Selling a property from a deceased estate is more complex

It is well known that in South Africa the sale of property must be recorded in a written contract and must be signed by the purchaser and seller. The sale of a property out of a deceased estate is however more complex, says Laurence van Blerck of Knight Frank Residential SA.

Ideally the deceased would have made a will and appointed a professional, such as the family attorney, to be the executor of the deceased estate. Alternatively a family member may be appointed, together with an attorney.
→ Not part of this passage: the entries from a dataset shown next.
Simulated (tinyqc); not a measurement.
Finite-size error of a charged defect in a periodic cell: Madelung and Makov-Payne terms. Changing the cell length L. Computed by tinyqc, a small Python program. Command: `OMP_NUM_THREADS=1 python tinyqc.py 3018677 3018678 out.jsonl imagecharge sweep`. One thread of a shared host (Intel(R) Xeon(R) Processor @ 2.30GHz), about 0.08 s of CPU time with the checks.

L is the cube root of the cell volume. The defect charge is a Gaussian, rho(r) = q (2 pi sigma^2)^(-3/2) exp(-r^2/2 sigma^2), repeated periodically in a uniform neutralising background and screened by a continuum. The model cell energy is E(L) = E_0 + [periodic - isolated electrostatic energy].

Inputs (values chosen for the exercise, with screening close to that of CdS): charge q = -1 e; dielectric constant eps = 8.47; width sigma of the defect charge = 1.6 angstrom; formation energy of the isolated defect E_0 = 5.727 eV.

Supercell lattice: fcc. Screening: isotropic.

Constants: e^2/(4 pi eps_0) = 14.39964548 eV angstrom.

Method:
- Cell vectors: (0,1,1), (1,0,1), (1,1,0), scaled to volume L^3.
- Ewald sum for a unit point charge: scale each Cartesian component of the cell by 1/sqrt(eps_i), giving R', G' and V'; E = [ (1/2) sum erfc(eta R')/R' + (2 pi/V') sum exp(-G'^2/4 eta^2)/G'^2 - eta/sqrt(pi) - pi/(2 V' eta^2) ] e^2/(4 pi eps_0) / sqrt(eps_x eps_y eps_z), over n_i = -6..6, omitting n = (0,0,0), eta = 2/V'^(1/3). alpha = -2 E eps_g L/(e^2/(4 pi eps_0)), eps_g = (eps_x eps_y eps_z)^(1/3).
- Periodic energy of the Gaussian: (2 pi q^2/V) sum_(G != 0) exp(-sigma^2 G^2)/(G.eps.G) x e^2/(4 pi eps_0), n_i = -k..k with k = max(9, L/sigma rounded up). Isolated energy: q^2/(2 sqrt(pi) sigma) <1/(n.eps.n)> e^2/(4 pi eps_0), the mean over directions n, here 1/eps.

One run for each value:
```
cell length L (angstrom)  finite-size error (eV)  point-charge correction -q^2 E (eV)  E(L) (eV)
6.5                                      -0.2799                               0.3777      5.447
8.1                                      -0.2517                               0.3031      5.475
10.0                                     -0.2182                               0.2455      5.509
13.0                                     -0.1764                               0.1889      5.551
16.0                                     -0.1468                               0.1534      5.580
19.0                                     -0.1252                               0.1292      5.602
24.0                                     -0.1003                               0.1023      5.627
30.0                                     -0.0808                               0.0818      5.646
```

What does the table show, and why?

Once the estate has been reported, normally within 14 days of death, to the Master of the Supreme Court, the Master will appoint an executor by issuing Letters of Executorship. It can take approximately eight weeks for the Master to issue Letters of Executorship and no one has the authority to act for the estate until these are issued.  The process, however,  can sometimes be speeded up. The executor has the task of winding up the estate of the deceased and is the only person who has authority to sign on behalf of a deceased estate. For example, an estate agent’s mandate to sell the property can only be signed by the executor(s).

It is important to note that a sale agreement, signed on behalf of the estate by a person other than the executor, is not valid from the outset and subsequent signature by an executor will not ratify the sale. If there is more than one executor then all executors must sign the sale agreement. Alternatively, if a resolution by the executors empowers one executor to sign, then this resolution must be executed and signed before the date of signing the sale agreement.

The estate agent must ensure the sale agreement includes a special condition stating that the sale is subject to the approval of the Master. There is a prescribed format which sets out the information required. The sale agreement must also be subject to the prior written permission of the heirs in the estate. This is a legal requirement and is lodged simultaneously with the application to obtain the approval of the Master. The format of this consent essentially means that the heirs confirm their agreement to the selling price of the property, the method of payment and terms and conditions of sale. Until these two consents are obtained there is no binding contract. Once the Master is satisfied that there are no objections to the sale, then permission for transfer will be granted.

The extra requirements of a sale out of a deceased estate inevitably mean that there will be additional delays, both in concluding the sale agreement and taking transfer at the Deeds Office. It is important that a purchaser is advised of these delays and kept informed as matters progress, or not, as the case may be, said van Blerck.

It is advisable to ensure that your estate agent understands all the requirements of this specialised type of sale, communicates well with all the stakeholders and together with the executor takes responsibility for driving the process so that no unnecessary delays occur, he said.